Class AccumuloIDBetweenSetsRetriever

  • All Implemented Interfaces:
    Closeable, AutoCloseable, Iterable<Element>

    public class AccumuloIDBetweenSetsRetriever
    extends AccumuloSetRetriever<GetElementsBetweenSets>
    Given two sets of EntityIds, called A and B, this retrieves all Edges where one end is in set A and the other is in set B and also returns Entitys for EntityIds in set A.

    This is done by querying for set A, and uses a BloomFilters in a filtering iterator to identify edges that are likely to be between a member of set A and a member of set B. Only these edges are returned to the client, and this reduces the amount of data sent to the client.

    This operates in two modes. In the first mode the seeds from both sets A and B are loaded into memory (client-side). The seeds from set B are loaded into a BloomFilter. This is passed to the iterators to filter out all edges for which the non-query end is definitely not in set B. A secondary check is done within this class to check that the edge is definitely between elements of the set (this defeats any false positives, i.e. edges that passed the BloomFilter check in the iterators). This secondary check uses the in memory set of seeds (and hence there are guaranteed to be no false positives returned to the user).

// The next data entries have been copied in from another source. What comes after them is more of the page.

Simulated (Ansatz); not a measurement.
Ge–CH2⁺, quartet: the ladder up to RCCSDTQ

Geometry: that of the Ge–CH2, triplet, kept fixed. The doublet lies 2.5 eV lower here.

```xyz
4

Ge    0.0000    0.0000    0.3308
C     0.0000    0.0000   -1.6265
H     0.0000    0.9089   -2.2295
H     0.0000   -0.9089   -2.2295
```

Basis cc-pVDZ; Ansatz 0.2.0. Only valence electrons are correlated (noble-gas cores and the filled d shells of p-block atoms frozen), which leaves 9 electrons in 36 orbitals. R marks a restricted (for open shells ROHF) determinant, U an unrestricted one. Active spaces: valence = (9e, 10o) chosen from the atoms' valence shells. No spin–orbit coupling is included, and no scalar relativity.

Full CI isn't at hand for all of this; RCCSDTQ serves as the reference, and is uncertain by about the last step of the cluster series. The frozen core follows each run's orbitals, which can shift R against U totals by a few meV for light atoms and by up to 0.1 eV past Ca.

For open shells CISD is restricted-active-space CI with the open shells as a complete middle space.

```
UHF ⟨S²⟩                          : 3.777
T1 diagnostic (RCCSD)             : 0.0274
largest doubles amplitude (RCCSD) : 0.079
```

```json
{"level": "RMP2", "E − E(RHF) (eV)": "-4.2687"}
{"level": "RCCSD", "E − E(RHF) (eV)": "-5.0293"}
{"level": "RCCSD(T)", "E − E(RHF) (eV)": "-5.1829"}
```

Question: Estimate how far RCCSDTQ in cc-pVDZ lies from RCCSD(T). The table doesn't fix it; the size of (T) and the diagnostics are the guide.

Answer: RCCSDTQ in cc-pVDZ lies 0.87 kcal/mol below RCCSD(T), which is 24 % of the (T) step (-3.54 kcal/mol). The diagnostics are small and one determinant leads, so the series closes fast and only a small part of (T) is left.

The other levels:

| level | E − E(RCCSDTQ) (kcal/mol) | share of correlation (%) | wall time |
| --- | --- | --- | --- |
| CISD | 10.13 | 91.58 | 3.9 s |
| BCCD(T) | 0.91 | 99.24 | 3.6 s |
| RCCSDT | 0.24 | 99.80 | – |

    In the second mode, where there are too many seeds to be loaded into memory, the seeds in set A are queried for in batches. The seeds in set B are loaded into two BloomFilters. The first of these is relatively small and is passed to the filtering iterator to filter out edges that are definitely not to set B. The second, larger, BloomFilter is used client-side to further reduce the chances of false positives making it to the user.